Often a spring highlight but never wholly reliable is one of our most delightful little butterflies, Green Hairstreak. This year was a good year for them, from mid-April into early June.
Insect numbers started to shoot up from June, and there were more Four-spotted Chasers around the ponds, often posing perfectly, than I have seen before. A sawfly (possibly Tenthredo colon) taught me something of which I was previously unaware, that some sawfly adults are predators, this one demolishing an Alderfly.
And our Moth Morning the same month produced excellent numbers of Elephant Hawk-moths and (here) the scarcer Small Elephant Hawk-moth.
June and July produced hitherto unprecedented numbers of Jersey Tiger moths around the garden…
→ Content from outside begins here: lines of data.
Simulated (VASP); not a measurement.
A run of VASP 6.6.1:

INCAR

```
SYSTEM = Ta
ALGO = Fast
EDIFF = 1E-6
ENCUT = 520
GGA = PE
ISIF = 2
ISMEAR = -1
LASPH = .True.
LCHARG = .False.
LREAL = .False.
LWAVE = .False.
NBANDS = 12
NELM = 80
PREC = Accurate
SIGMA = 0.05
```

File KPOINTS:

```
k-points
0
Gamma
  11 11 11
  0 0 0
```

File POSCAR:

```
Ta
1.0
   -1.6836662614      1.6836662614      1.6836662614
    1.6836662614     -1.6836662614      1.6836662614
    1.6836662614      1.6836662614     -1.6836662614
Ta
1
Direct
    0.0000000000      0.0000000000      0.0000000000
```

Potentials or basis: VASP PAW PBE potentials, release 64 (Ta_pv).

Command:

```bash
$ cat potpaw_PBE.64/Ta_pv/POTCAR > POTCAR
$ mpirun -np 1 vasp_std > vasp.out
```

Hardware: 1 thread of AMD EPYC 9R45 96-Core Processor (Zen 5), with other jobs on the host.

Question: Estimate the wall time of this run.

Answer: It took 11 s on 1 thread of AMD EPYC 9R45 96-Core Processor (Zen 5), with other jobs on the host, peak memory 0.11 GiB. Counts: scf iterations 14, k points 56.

… while early July witnessed the ‘insect blizzard’, a remarkable influx of hoverflies and ladybirds in particular, which cleared the garden of Black Bean Aphids in just a few days before they moved on through. And associated with this influx was rarer fare, including a couple of Long-tailed Blue butterflies, a first for the garden and perhaps only the seventh record for Essex. Ever!
Another influx was of Stomorhina lunata, the Locust Blowfly, a parasite of locusts originating from much further south in Europe, or perhaps even Africa. We have had one previous record of this fly (in 2016) which was only the third in Essex (and perhaps 30 nationally), but in August and September we were seeing them in multiples of ten or more at times, part of a surge of records nationally.
Of concern to rhododendrophiles maybe, but that beautiful creature the Rhododendron Leafhopper put in its long-anticipated first appearance in September. This was to be expected as it seems now to be found on Rhododendron almost throughout Essex, but for some reason had missed us out.
And for me the absolute highlight of highlights (from October) was the appearance of another parasitic fly, this one on shieldbugs, called Ectophasia crassipennis. Another most beautiful insect, this was only the second time it has turned up in Essex, and was the first time I have ever seen it away from the Pyrenees.
In a few days time, the cycle of the year will start to turn again, and we will see the return of the light. I for one look forward to 2026 being just as exciting, if not more so, than 2025.